Re: [RFC V2] mm: add the zero case to page[1].compound_nr in set_compound_order

From: Nico Pache
Date: Wed Dec 14 2022 - 20:07:07 EST


On Tue, Dec 13, 2022 at 11:38 PM Sidhartha Kumar
<sidhartha.kumar@xxxxxxxxxx> wrote:
>
> On 12/13/22 5:02 PM, Mike Kravetz wrote:
> > On 12/13/22 17:27, Nico Pache wrote:
> >> According to the document linked the following approach is even faster
> >> than the one I used due to CPU parallelization:
> >
> > I do not think we are very concerned with speed here. This routine is being
> > called in the creation of compound pages, and in the case of hugetlb the
> > tear down of gigantic pages. In general, creation and tear down of gigantic
> > pages happens infrequently. Usually only at system/application startup and
> > system/application shutdown.
> >
> Hi Nico,
>
> I wrote a bpftrace script to track the time spent in
> __prep_compound_gigantic_folio both with and without the branch in
> folio_set_order() and resulting histogram was the same for both
> versions. This is probably because the for loop through every base page
> has a much higher overhead than the singular call to folio_set_order().
> I am not sure what the performance difference for THP would be.

Hi Sidhartha,

Ok great! We may want to proactively implement a branchless version so
once/if THP comes around to utilizing this we won't see a regression.

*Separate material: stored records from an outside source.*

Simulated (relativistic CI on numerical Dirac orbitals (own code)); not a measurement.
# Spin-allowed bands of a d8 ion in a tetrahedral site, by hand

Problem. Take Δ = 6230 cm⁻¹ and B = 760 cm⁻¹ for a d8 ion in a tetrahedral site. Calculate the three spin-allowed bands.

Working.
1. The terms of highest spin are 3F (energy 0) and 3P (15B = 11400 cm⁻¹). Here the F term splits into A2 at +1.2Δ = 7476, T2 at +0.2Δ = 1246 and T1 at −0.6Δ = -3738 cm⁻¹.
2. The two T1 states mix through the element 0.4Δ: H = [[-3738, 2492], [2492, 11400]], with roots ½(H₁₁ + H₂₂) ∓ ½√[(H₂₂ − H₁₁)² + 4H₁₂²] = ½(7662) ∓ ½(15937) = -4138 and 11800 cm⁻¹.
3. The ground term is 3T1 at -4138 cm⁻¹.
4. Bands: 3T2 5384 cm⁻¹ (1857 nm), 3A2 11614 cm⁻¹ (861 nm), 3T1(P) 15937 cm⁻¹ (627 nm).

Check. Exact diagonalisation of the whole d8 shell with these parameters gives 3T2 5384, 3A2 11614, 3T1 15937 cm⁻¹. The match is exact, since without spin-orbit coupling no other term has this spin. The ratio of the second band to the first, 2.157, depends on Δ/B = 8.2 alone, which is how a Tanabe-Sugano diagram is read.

Furthermore, Waiman brought up a good point off the list:
This bitmath is needlessly complex and can be achieved with
page[1].compound_nr = (1U << order) & ~1U;

Tested:
order 0 output : 0
order 1 output : 2
order 2 output : 4
order 3 output : 8
order 4 output : 16
order 5 output : 32
order 6 output : 64
order 7 output : 128
order 8 output : 256
order 9 output : 512
order 10 output : 1024


> Below is the script.
> Thanks,
> Sidhartha Kumar

Thanks for the script!!
Cheers,
-- Nico

> k:__prep_compound_gigantic_folio
> {
> @prep_start[pid] = nsecs;
> }
>
> kr:__prep_compound_gigantic_folio
> {
> @prep_nsecs = hist((nsecs - @prep_start[pid]));
> delete(@prep_start[pid]);
> }